Baughn and Kardos, those are really good suggestions and similar to something I had in mind:

Toady mentioned that the map is broken down into 16 x 16 x 1 sections of tiles. If each section could keep track of what other section it is linked to through open tiles, ramps, or stairs it would be possible to calculate which sections creature must go through before it worries about what tiles to go through. The only issue I can see with this is that though section X might be linked to section Y and Z, it may not be able to go from section Y to section Z through section X on the tile scale, if that makes sense.

Another optimization I had in mind is breaking the fort down into a tree, which is pretty much the same as the node idea. Most forts are subdivided into smaller sections (rooms, halls, burial grounds filled with noble warriors struck down by the HFS). Still thinking about the best way to do that, though.

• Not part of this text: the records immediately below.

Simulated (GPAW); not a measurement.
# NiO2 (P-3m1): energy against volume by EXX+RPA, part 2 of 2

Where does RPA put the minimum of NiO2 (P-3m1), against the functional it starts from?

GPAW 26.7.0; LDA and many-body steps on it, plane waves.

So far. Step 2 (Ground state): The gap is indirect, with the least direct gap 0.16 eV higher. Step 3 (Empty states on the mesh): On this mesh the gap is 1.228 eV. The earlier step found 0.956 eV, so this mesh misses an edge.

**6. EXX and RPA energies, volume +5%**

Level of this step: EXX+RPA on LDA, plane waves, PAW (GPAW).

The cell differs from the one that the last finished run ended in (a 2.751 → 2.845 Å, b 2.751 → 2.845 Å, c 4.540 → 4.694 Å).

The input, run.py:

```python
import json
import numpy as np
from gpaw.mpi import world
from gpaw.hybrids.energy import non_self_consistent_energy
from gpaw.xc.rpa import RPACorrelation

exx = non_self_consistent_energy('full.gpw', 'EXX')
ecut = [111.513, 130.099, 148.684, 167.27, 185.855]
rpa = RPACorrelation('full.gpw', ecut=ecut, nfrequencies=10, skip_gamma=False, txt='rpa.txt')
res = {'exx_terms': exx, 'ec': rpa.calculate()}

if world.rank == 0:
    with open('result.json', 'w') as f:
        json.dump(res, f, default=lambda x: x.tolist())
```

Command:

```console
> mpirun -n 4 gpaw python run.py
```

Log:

Anyways, I've begun coding a little benchmark I'm calling "Cat Fortress." (Why cats? If you're asking this question, go allow cats to breed in your fort a while and come back to this thread when you're frustrated ;) ) It will allow you to place tons of cats and have them path to random points or points you select. You will be able to manipulate the walls, floors, and stairs of various z-levels... basically a really, really, really, really, really, really, REALLY primitive DF. The map will be adjustable and size, and will pretty much present the basic problem of pathing in DF minus flows, enemies, etc. The hope is that I will be able to implement multi-threaded CPU pathfinding and CUDA pathfinding, which would pretty much eliminate the problem of pathfinding lag for GeForce 8, 9, and 200 card owners.

Hopefully I'll finish by the end of next week. After that, I might flow on over to optimizing something else ;)
« Last Edit: January 10, 2009, 12:39:28 am by Optimizt »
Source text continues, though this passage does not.